Files
evil_MoE/docs/spec/20260611_small_reward_hacking_spinout.md
T

6.2 KiB

Spec: spin out the env as small-reward-hacking

Status: PARKED until the workshop paper's headline numbers land (see docs/spec/20260602_writeup_spec.md artifact tracker). This spec exists so the commit archaeology isn't lost. Timing rationale: splitting rewards.py into a second repo while decision runs are in flight risks grader drift between copies.

What it is

A standalone mini RL reward-hacking env: Ariahw/Engels/Nanda's LeetCode benchmark, but hack emergence in ~1/4 the compute via the teacher-forcing bootstrap (off-policy hack demos mixed into the GRPO batch, mix_ratio, annealed off at teacher_off_step), with the multi-loophole substrate restored (4 modes instead of the paper's 1). Target audience: reward-hacking intervention researchers (Wu & Tang advantage modification, probe/monitor work) for whom slow on-policy emergence (step 80-100, ~8 GPU-h) is the main iteration cost.

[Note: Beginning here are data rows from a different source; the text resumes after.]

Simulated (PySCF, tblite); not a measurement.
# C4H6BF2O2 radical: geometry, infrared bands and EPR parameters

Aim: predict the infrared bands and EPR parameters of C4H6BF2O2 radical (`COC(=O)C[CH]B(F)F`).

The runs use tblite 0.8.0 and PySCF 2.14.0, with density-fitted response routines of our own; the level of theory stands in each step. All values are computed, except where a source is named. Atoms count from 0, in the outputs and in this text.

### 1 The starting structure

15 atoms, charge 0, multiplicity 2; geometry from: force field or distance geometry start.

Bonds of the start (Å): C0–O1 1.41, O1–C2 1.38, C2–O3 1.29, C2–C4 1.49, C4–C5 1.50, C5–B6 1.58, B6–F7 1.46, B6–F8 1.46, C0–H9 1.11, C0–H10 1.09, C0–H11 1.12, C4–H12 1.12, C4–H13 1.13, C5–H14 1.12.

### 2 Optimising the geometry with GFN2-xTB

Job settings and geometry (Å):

Pitch = three things the upstream repo doesn't have:

  1. 4x cheaper emergence (teacher bootstrap).
  2. K simultaneous loophole modes with non-overlapping graders (hack A earns nothing on subset B), so mode-generalization of an intervention is testable.
  3. Per-mode channel detectors + honest oracle separated from reward (the gt grader-bug class we hit 2026-05-23 is fixed).

Where everything is (verified 2026-06-11)

The user remembered the extra hacks as "in a prev commit". CORRECTION: all 6 graders, hints, and verify gates are still at HEAD. What was reverted is the run configuration, and the teacher pools for the non-run_tests modes are stale.

  • All 6 mode hints: src/vgrout/data.py:27-44 (HINT_REPLACE_TO).
  • All 6 channel graders + non-overlap enforcement: src/vgrout/rewards.py (EnvMode at :52); tested in scripts/verify_rewards.py (52 cases, all 6 modes, cross-channel adversarial probes).
  • Substrate builder (elicit-then-strip teacher minting + even partition): scripts/build_substrate.py; hint calibration: scripts/validate_spoonfeed.py.
  • On-disk 4-mode substrate: out/pools/substrate/ (partition.json: run_tests/ sentinel/stdout_marker/file_marker, 6 problems each = 24; built 2026-05-30). Too small for a release; needs regen (below).
  • Single-mode revert commit: 7da54f1 (2026-06-07) "eval+env: single-mode run_tests" -- made runs paper-comparable for the writeup. Last commit with multi-mode as the default run config: 7195d19 (its parent). The revert touched FastConfig/justfile/eval only, not the graders.

The 6 -> 4 selection, and the confound

Candidate modes: run_tests, eq_override, exit_code, stdout_marker, sentinel, file_marker. Two were dropped, for DIFFERENT reasons (journal 2026-05-30 c/d):

  • exit_code: dropped at substrate build. Its hint cannot disclose the grading mechanism without spelling the exploit (sys.exit-before-asserts); single-shot 0/3 under the faithful hint. NOT a model-capability drop -- it was the most base-elicitable mode (97.9%, quadrant table in docs/spec/20260530_faithful_multi_loophole_env.md).
  • eq_override: dropped after the emergence run. 0 hacks in 462 rollouts over 80 steps despite 6 verified teacher demos; the only mode needing a constructed object (__eq__-always-True) rather than an append-a-line edit. This one IS "too hard for Qwen3-4B".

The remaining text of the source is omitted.